At around 8:24am (ET) yesterday the director of the National Economic Council, Kevin Hassett, was asked whether the President was considering a 90-day pause in the tariff policy. He didn’t answer the question directly, which led some observers to believe that such a pause was indeed being considered. The rumor was reported as news by CNBC at 10:14am, and categorically denied by the White House at 10:39am.
Over the course of a few minutes, the market value of publicly traded companies rose by a few trillion dollars, then fell right back down:
I don’t believe that Kevin Hassett intended to cause this market reaction, or that the reporters who amplified the rumor did so in bad faith. But the fact that such large market movements are currently being driven by (actual and rumored) policy choices creates immense opportunities for profit.
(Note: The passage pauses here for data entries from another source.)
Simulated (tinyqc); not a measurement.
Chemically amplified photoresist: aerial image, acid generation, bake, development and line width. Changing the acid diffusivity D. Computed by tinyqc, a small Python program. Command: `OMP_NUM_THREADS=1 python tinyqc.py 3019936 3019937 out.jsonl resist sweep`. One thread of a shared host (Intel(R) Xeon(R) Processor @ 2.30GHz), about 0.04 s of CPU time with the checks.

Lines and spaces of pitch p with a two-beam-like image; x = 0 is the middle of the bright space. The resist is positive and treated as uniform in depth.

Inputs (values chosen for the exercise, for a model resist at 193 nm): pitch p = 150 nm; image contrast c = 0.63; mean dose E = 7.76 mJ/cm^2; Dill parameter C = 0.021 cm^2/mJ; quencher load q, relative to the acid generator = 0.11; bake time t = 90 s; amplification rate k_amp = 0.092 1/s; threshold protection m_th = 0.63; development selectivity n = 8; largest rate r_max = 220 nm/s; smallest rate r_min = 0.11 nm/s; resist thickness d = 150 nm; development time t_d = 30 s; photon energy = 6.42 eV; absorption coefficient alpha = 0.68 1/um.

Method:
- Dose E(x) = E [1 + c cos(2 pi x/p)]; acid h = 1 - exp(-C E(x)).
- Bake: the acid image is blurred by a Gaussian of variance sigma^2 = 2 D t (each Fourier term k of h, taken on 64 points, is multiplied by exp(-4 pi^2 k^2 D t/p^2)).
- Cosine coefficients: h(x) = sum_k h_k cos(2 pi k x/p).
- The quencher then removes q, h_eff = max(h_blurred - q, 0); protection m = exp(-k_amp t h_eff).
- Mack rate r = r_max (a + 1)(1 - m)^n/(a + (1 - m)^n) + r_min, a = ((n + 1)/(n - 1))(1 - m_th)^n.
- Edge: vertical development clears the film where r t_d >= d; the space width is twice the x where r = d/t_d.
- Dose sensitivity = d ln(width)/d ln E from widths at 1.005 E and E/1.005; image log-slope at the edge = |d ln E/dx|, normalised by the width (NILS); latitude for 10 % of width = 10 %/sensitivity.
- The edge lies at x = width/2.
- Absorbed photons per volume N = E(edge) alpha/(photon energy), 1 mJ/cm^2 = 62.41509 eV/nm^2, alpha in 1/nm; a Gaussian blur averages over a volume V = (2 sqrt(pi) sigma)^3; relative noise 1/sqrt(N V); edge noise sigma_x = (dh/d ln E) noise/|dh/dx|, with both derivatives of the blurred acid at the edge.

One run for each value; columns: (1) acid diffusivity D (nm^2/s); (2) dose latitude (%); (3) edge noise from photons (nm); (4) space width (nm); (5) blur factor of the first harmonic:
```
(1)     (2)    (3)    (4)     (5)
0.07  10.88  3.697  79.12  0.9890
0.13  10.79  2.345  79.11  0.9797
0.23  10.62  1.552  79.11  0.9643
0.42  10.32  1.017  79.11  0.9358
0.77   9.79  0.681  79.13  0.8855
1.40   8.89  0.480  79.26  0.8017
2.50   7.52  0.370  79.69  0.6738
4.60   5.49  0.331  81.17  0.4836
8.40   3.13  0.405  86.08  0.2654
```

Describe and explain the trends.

About two hours before the Hassett interview, Bob Elliott pointed out that since “recent market moves are largely a function of policy choice rather than a consequence of external macroeconomic pressures… any shift away from these policies could create a significant whipsaw.” While the volatility induced by the Hassett interview was probably unintended, there have indeed been major policy announcements and reversals that have led predictably to the kind of whipsaw effect described here.
When market volatility is engineered in this manner, anyone with a few minutes of advance notice stands to make a fortune. We know that elected officials and political appointees are not shy about trading while in office. And there are many others with proximity to power—family members, dinner guests, golfing partners, and so on—who could enrich themselves with an open ear and a bit of luck.
If someone gains from such activity, who loses?
I have argued previously that even policies that are reversed in full will have an enduring impact through changes in trade flows and geopolitical alliances. But suppose, for the sake of argument, that policies could indeed be reversed without lasting consequence. In this simplified case, who would pay for the windfall profits of the lucky few with inside information?
Long term investors holding index funds would be left relatively unscathed, but individuals and institutions who are trading actively, either on their own account or through intermediaries, will lose on average. This includes people with retirement savings in actively managed funds, as well as organizations such as universities, foundations, and sovereign wealth funds with significant market exposure. These entities will lose as a group, even if some of them manage to time the market and share in the windfall.
Normally one would expect the Securities and Exchange Commission to be on the lookout for suspicious trades that precede major market movements. But this agency is relatively toothless at the moment, and it does not seem to me that investigating those connected to executive power is a high priority.
There has been a lot of discussion of the implications of tariffs for inflation, growth, and the balance of trade, but relatively little attention paid to the effects of engineered volatility on capital flows. If our financial markets come to be seen increasingly as a vehicle for the well-connected to profit from privileged access to information, investors will look elsewhere, and the costs of financing everything from homes and businesses to government budget deficits will rise. And in this case even those with retirement savings in index funds, unconcerned about day-to-day movements and avoiding active trading entirely, will experience lower returns and be left with less to live on when they eventually exit the labor force.
One can debate the merits of various policy initiatives, including those pertaining to international trade. But surely we can agree that policy ought not to be arbitrary and capricious, subject to whim and flights of fancy. That uncertainly should be resolved quickly and decisively. And that volatility ought never to be politically engineered.
Clearly, this was a test to how markets would react on April 9th, when the pause was finally announced.